I had a great plan
As you can see from my sticky notes, I’ve been a bit behind in recording the freeze drying cycles. The plan was to use the sticky notes as a simple way to keep track of the food as I take it out. After I had collected a few cycles, I would come back and match the freeze dryer log to each note, and connect that information back to the pictures I took of the batches.
The idea was/is great, but I let it build up too much. The biggest flaw in the whole plan: I thought my freeze dryer would keep all the data logs. Well, that didn’t quite work out as I had planned.
I now have about six freeze dryer loads that I can’t do a proper cost analysis for. Pity. I guess I’ll have to do a bunch of raw eggs again. No harm, no foul…more food storage. I can handle that.
So, how many cycle logs does the freeze dryer hold?
My guess is that the freeze dryer’s on-board memory is limited to ~3 MB.
2 thoughts on “The Freeze Dryer Doesn’t Store the Data Logs Forever – Lesson Learned”
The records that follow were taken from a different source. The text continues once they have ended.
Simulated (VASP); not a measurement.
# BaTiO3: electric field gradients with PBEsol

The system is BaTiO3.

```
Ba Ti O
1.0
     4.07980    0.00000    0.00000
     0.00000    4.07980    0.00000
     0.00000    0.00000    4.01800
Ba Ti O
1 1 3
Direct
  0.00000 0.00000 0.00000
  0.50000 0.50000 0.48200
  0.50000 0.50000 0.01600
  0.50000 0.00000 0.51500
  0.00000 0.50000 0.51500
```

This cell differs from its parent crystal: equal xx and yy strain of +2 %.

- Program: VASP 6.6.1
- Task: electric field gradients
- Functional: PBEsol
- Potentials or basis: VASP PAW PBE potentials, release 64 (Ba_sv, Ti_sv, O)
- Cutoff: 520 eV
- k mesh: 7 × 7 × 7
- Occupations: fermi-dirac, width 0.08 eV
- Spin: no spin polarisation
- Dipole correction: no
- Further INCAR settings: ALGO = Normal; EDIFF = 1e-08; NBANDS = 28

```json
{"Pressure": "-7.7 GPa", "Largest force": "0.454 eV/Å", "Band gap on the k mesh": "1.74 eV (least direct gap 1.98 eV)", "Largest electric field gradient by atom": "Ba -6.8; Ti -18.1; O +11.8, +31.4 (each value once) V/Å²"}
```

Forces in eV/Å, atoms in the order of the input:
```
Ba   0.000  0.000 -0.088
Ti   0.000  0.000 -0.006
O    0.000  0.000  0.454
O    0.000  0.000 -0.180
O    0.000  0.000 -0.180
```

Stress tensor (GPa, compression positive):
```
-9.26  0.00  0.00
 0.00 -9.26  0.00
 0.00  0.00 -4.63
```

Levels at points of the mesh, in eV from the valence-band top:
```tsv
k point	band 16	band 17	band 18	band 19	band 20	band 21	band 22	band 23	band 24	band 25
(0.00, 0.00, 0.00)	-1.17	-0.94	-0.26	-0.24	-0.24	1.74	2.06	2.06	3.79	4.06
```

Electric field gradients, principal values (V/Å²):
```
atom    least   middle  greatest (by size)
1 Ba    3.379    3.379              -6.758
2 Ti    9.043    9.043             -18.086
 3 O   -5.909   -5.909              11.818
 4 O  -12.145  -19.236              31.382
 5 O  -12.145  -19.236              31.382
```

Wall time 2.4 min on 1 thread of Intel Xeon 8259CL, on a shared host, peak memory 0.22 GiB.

Hi ! I hope all is well with you . I really appreciate reading on your website . I have a question if you don’t mind – do you know how to read / understand the data files from HarvestRight ? I am trying to figure out the time intervals from one entry to another . Any ideas you have would be awesome , Thanks ! – Larry
Larry
There are a couple graphics on this post that might give you a better view of the data from the logs. https://www.familycanning.com/freeze-drying-posts/cost-deep-dive/3-freeze-dryer-sizes-compared-corn/
See the section “Timeline view of the 3-tray freeze dryer cycle.”
Let us know if you have any other questions.